Posted: Sun Mar 20, 2005 7:29 am    Post subject: Re: How much current does an LED take? Reply with quote

In article <423962ee$1@news.starhub.net.sg>, Sea Squid wrote:
Quote:

"Active8" <reply2group@ndbbm.net> wrote in message
news:95w78i1wjhys$.dlg@ID-222894.news.individual.net...
On Thu, 17 Mar 2005 15:00:59 +0800, Sea Squid wrote:

I found PP is unable to drive such LEDs, which needs 20mA, but what is
the
converter chip I shall order?

It is? I thought PP used TTL outs. You should be able to drive an
LED through a current limiting resistor. Is it backwards? Does the
printer still work? Can you light the LED with a battery or whatever
and a resistor? Are you sure VB and your OS will let you write the
port? What is the Vf of your particular LED?

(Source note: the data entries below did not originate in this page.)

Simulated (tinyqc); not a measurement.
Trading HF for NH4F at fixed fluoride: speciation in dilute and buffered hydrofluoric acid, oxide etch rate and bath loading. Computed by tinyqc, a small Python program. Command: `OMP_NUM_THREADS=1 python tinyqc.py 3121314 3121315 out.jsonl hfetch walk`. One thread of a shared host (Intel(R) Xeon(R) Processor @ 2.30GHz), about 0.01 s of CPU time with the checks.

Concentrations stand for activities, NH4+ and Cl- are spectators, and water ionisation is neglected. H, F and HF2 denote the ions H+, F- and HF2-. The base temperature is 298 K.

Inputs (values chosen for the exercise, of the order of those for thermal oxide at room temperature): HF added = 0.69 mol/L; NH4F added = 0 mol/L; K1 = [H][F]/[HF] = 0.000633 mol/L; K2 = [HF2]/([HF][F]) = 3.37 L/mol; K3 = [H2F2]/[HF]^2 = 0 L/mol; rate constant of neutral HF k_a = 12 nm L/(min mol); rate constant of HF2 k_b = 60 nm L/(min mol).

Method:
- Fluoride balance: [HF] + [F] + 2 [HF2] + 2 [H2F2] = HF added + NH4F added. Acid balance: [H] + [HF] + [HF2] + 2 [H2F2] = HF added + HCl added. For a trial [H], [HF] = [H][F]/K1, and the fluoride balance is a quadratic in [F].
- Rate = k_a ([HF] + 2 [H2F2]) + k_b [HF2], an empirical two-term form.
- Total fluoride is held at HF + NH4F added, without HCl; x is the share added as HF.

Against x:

It is the convention to cascade an LED with a resister. PP can only provide
approximately
1mA current. This current is insufficient to drive an LED,

I know LEDs that glow almost bright enough to put a spot in your eyes,
although these are high-brightness high-efficiency LEDs whose
efficiencies are favored by low currents.

I have in mind two green models by Nichia:

NSPG520S - a green one in a 5 mm package with a nominal beamwidth
("viewing angle") I believe 45 degrees - the widest really common viewing
angle in a 5 mm round-tip "bullet" non-diffused package. Should be almost
"nice-and-bright" at .125 mA, although I have experienced an
"unreliability" at currents this low that is mostly just a significant
variation in brightness from one unit or one lot to another when the
current is so low.

NSPGF50S - a small rectangular one with "viewing angle" around 110
degrees - very wide angle. Viewing angle is more like 140-150 degrees if
you allow brightness into directions so far off axis to be "valid" if
about 1/4 that of the on-axis brightness. I consider these "adequately
bright" at about .2-.25 mA.

In my experience, both of the above models as well as most other InGaN
"regular size" LEDs have brightness adequate to "downright bright" with
reasonable reliability at .5 mA. Even most "cheapest" InGaN LEDs at 1
(maybe as much as 2 in worse cases) mA are brighter than most LEDs of
vintage 1982 or older are at 20 mA.

Anyone wanna compare a 1976 vintage "prime grade" green LED at 20 mA to
a modern green one by Nichia (or a competitor such as ETG) with similar
viewing angle and being run at .5 mA?

As for small quantity purchasing: http://www.nichia.com, and look for
"order online"

- Don Klipstein (don@misty.com)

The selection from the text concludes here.